The author was just 13 when her anonymous tales of a London teenager spread across the UK. More than a decade on, Stormzy’s Merky books imprint is bringing Keisha back

Until recently, if you had asked any Black girl between the ages of 25 and 35 if they’d heard of Keisha the Sket, they would a) immediately tell you which secondary school they went to and exactly which class they were in when they heard of her, b) pass on some new unauthorised version or spin-off of the story and c) ask if you knew who the author behind this urban phenomenon was. That is, until the lifestyle platform Black Ballad found the person behind Keisha and posted an article written by her in November 2019. We, the criminally underrepresented Black girls, were finally, in a way, reunited with our literary foremother and the author of the story that somehow reached a large majority of us in around 2005, when social media wasn’t even a thing.

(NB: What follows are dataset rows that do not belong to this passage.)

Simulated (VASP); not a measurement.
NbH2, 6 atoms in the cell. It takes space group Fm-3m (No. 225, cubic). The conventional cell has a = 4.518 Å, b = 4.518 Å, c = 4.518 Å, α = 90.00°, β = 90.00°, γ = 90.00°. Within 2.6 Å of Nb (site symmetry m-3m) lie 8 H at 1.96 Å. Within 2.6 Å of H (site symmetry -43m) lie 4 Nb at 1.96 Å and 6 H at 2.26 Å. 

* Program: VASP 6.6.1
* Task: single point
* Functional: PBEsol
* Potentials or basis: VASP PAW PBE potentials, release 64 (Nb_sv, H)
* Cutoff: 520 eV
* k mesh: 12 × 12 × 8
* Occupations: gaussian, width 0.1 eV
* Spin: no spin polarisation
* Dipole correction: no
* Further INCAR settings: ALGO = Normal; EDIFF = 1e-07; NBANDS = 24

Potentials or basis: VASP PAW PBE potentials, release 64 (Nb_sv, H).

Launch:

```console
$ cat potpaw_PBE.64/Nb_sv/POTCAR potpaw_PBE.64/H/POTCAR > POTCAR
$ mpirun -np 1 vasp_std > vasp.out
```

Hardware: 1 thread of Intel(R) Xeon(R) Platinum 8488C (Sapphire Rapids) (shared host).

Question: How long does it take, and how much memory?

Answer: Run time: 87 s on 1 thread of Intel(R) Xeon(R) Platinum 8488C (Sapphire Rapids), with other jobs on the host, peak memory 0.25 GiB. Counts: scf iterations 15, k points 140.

I first encountered Keisha when I was a teenager. I was in a science lesson and one of the girls in the class had the first instalment on her phone. Because of the way it was written – peppered with slang, with symbols in place of words and letters – I didn’t even realise it was a story, I thought I was reading a really long SMS. This was the power of Jade LB’s writing: it felt so real. The instalments were shared via phones and MSN chats across London. Back in the day, girls would message Jade demanding the next chapter of Keisha’s story, so intense was the appetite for it. And this is why, more than a decade later, it is being published by Stormzy’s imprint, #Merky Books.